Prove that the objective value of a maximisation problem is a concave funciton of the RHS

Question

My question is the same as the one in this question. However, the answer remains unclear to me.

The question is as follows:

For each $b \in \mathbb{R}^m$, let $\xi^*(b)$ denote the optimal objective function value for the following linear program:

$$\begin{align}&\text{maximize} & c^T x \\&\text{subject to} & Ax & \leq b \\& & x & \geq 0\end{align}$$

Suppose that $\xi^*(b) \lt \infty$ for all $b$. Show that the function $\xi^*(b)$ is concave (a function $f$ on $\mathbb{R}^m$ is called concave if $f\left(tx+(1−t)y\right) \geq tf(x)+(1−t)f(y)$ for all $x$ and $y$ in $\mathbb{R}^m$ and all $0 \lt t \lt 1$). Hint: Consider the dual problem.

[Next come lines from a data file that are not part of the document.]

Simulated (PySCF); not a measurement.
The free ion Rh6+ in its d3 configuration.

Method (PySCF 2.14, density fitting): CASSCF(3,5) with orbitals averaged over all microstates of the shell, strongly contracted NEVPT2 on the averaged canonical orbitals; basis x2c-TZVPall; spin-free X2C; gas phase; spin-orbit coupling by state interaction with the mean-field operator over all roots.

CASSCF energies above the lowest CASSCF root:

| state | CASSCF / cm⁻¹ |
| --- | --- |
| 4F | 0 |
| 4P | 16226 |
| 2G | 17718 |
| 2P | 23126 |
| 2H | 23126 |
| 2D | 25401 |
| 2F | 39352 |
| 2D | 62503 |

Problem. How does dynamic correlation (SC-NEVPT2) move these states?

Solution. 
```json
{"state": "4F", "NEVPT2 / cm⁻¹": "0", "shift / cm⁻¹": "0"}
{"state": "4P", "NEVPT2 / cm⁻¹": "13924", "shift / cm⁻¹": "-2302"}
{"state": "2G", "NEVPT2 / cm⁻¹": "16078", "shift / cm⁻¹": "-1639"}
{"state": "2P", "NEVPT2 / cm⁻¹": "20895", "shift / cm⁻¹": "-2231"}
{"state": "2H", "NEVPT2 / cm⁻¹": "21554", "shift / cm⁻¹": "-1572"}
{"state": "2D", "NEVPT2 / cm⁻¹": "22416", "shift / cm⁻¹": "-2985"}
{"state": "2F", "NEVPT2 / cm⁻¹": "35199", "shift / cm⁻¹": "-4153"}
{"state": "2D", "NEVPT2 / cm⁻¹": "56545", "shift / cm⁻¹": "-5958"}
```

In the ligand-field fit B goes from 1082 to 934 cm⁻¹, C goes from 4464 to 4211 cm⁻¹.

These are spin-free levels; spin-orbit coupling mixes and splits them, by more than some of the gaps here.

(Vanderbei, Linear Programming: Foundations and Extensions 4e, exercise 10.2)

The poster suggests the following answer:

For $b_1$, the simplex method guarantees an optimal primal solution $x_1$ and optimal dual solution $y_1$ with corresponding costs $c^T x_1 = b_1^T y_1$. Perturb $b_1$ to $t b_1 + (1-t) b_2$. Then $y_1$ remains dual feasible, and $(t b_1 + (1-t) b_2)^T y_1$ provides a lower bound for the optimal objective value of this new problem.

That is,

$$\begin{align} \xi^*\left(t b_1 + (1-t) b_2\right) & \geq (t b_1 + (1-t) b_2)^T y_1 & \text{because $y_1$ remains dual feasible} \\ & = t b_1^T y_1 + (1-t) b_2^T y_1 \\ & \geq t b_1^T y_1 + (1-t) b_2^T y_2 & \text{because $b_2^T y_1 \geq b_2^T y_2$} \\ & = t \xi^*(b_1) + (1-t) \xi^*(b_2) \end{align}$$

($y_2$ denotes the optimal solution to the problem where $b = b_2$, and we know $b_2^T y_1 \geq b_2^T y_2$ because it is a minimization problem.)

Though I am unclear on the first inequality, since in my understanding, weak duality in the case where the primal is a maximisation problem, states that $c'x \le b'y$ Where $c'x$ corresponds to the primal objective, $b'y$, corresponds to the dual, and $x$ and $y$ are feasible solutions to each problem.

Furthermore, why is it ensured that after perturbing $b_1$ to $t b_1 + (1-t) b_2$, that $y_1$ is dual feasible?

Answer 1

Let $x^*_b$ and $x^*_a$ denote the optimal solution to the problem corresponding to $\xi^*(b)$ and $\xi^*(a)$ respectively, both with corresponding dual solutions $y^*_b$ and $y^*_a$.

Then, by strong duality, it holds that $c'x^*_b = b'y^*_b$. In addition, if $b$ is perturbed into $\lambda b + (1-\lambda) a$, $y^*_b$ remains dual feasible for the problem corresponding to $\xi^*(\lambda b + (1-\lambda) a)$ (perturbing $b$ only affects the objective in the original dual problem). $$ \begin{align} \xi^*(\lambda b + (1-\lambda) a) &= x^*_{\lambda b + (1-\lambda) a} & \\ &= (\lambda b + (1-\lambda) a)' y^*_{\lambda b + (1-\lambda) a} & \text{(Strong duality)}\\ &= \lambda b'y^*_{\lambda b + (1-\lambda) a} + (1-\lambda) a'y^*_{\lambda b + (1-\lambda) a} & \\ &\ge \lambda b'y^*_{b} + (1-\lambda) a'y^*_{a} & \text{(Dual is minimising)}\\ &= \lambda c'x^*_{b} + (1-\lambda) c'x^*_{a} & \text{(Strong duality)}\\ &= \lambda \xi^*(b) + (1-\lambda) \xi^*(a) \end{align} $$

Answer 2

Actually, you could also prove the concavity with only the primal problem. Let $x_1^*$ et $x_2^*$ be optimal solution for the problem at $b_1$ and $b_2$. And let $b= \lambda b_1 + (1-\lambda)b_2$. Then it suffices to check that $x = \lambda x_1^* + (1-\lambda)x_2^*$ is feasible at $b$. Then $\xi^*(b) \geq c^Tx = \lambda c^Tx_1^* + (1-\lambda) c^Tx_2^* = \lambda\xi^*(b_1) + (1-\lambda)\xi^*(b_2)$.